Publicerad: 26 januari 2015

High Temperature Wear Processes

Moving machine assemblies are increasingly exposed to extreme operating conditions involving high temperatures owing to demands on higher power densities, high performance/efficiency and extreme environments. The changes in surface and near surface properties of contacting surfaces caused by exposure to high temperature and deformation govern the occurrence of friction, wear and material transfer of the tribological system. However, these changes have not been thoroughly investigated. In order to enable development of new products and processes, there is a need for new knowledge pertaining to tribological phenomena occurring at elevated temperatures.
One of the most commonly used engineering materials is steel as it offers a good compromise between performance and cost even at high temperatures. For example, prehardened (quenched and tempered) tool steels are commonly used in hot forming dies can also be employed in other technological applications involving elevated temperatures. Although the research pertaining to hot stamping, and high temperature tribology in general, has significantly grown during the last years there are still knowledge gaps that need to be bridged. Adhesion and abrasion have been identified as the most dominant wear mechanisms in high temperature tribological systems but the detailed understanding of the mechanisms is still inadequate.

The objective of this work is therefore to obtain a deeper understanding of the tribological phenomena associated with adhesion and abrasion that takes place at high temperatures. Unidirectional sliding wear tests have been conducted in order to investigate the influence of contact pressure and temperature on the wear and friction characteristics of tool steel and boron steel pair. Tribological studies involving boron steel, tool steels and heat-treated high-Si steels in a three body abrasive environment were also carried out with a view to explore the effect of temperature on the wear rate, wear mechanisms and to correlate this with material properties like hot hardness and toughness.

The results from the unidirectional sliding tests showed that the frictional behaviour of tool steel and boron steel is load and temperature dependent. In general the friction coefficient decreases as both temperature and load are increased as a result of the formation of oxide layers. At temperatures above 200 °C, the compaction and sintering of these layers led to the formation of a wear protective glaze layer. Consequently, the wear rate for both materials decreased at elevated temperatures. Additionally, a friction and wear mechanisms map was developed for the investigated materials.
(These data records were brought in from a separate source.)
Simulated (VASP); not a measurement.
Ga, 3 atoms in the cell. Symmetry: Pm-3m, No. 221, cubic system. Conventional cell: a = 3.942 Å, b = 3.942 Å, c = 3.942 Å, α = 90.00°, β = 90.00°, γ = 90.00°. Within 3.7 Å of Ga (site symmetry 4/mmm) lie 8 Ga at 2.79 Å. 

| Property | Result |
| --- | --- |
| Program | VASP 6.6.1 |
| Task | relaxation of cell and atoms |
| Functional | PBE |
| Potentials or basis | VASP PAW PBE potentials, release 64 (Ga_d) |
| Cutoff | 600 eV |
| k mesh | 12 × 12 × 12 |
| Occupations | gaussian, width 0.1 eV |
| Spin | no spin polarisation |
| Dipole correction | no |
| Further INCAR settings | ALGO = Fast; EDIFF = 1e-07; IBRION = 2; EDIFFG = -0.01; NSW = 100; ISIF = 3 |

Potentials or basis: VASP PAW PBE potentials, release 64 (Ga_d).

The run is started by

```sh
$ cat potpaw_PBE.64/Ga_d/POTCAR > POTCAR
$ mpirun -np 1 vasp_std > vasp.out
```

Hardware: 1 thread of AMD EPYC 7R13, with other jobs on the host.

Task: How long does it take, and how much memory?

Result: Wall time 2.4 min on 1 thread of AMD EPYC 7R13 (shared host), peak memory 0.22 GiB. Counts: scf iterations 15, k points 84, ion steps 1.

In the case of abrasive wear tests, the results showed that the main wear mechanism presented for each material varied with temperature. In general, a transition from micro-ploughing to a combination of micro-cutting and micro-ploughing was present. The tool steels and boron steel showed a decrease in wear rate in the range of 100 to 400 °C compared to that at room temperature. This was attributed to the toughness in case of the tool steel and the formation of a protective tribolayers for the boron steel. Above 400 °C the wear rate increased for these three materials mainly due to the recovery and recrystallization processes. The wear rate of the high-Si steels increased with testing temperature. At 500 °C, these steels had the same hardness and the differences in wear were attributed to the changes in the material toughness.